C. Are there negative declarations for sources of emissions within these nonattainment areas?

D. Is Texas' approach to RACT determination for VOC sources based on their submittals acceptable?

E. Is Texas' approach to RACT determination for NOX sources based on their submittals acceptable?

III. Proposed Action

IV. Statutory and Executive Order Reviews

I. Background

A. What actions are we proposing?

We are proposing to approve multiple revisions, in whole or in part, to the Texas SIP submitted to EPA as follows: The RACT-related rule revisions dated December 6, 2013, January 17, 2012, and June 13, 2007, as well as the RACT analysis portions of attainment demonstration plans of January 17, 2012, April 6, 2010, and June 13, 2007 for the DFW and HGB areas.

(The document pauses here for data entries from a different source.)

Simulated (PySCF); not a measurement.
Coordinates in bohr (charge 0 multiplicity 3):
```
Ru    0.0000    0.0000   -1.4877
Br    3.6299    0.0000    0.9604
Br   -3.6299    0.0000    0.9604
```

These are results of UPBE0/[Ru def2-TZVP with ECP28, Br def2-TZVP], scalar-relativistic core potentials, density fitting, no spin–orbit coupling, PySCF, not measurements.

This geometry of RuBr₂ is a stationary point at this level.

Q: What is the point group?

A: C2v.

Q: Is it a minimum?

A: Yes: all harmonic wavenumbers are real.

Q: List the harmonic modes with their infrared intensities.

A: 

The December 6, 2013 submittal concerns rule revisions to 30 TAC, Chapter 115 Control of Air Pollution from Volatile Organic Compounds for solvent using processes and surface coating application systems. We are proposing to approve all of this submittal.

The January 17, 2012 submittal concerns rule revisions to 30 TAC, Chapter 115 Control of Air Pollution from Volatile Organic Compounds intended to implement RACT for both HGB and DFW areas. The submittal will limit VOC content of coatings and solvents used in Flexible Package Printing, Industrial Cleaning Solvents, Large Appliance Coatings, Metal Furniture Coatings, Paper, Film, and Foil Coatings, Miscellaneous Industrial Adhesives, Automobile and Light-Duty Truck Assembly Coatings, and Miscellaneous Metal and Plastic Parts Coatings operations. We are proposing to approve all of this submittal.

Another submittal also dated January 17, 2012 contains a corresponding analysis to demonstrate RACT is in place for multiple source categories in the HGB area. We are proposing to approve that RACT is in place for the source categories listed in the paragraph above, and we are proposing to approve the Flexographic and Rotogravure Printing sector for the HGB area of the RACT-related rule revisions which had not been previously approved.

A third SIP submittal dated January 17, 2012 contains RACT analysis for the DFW area. As a result of this submittal, and consistent with section 182(c) of the Act, the VOC or NOX major source threshold in the DFW area is lowered to 50 Tons Per Year (TPY) from 100 TPY for RACT purposes under the 1997 8-Hour ozone standard. See EPA-R06-OAR-2012-0098 (TCEQ Rule Project No. 2010-022-SIP-NR) at www.regulations.gov. We are proposing to approve the RACT analysis portion of this submittal.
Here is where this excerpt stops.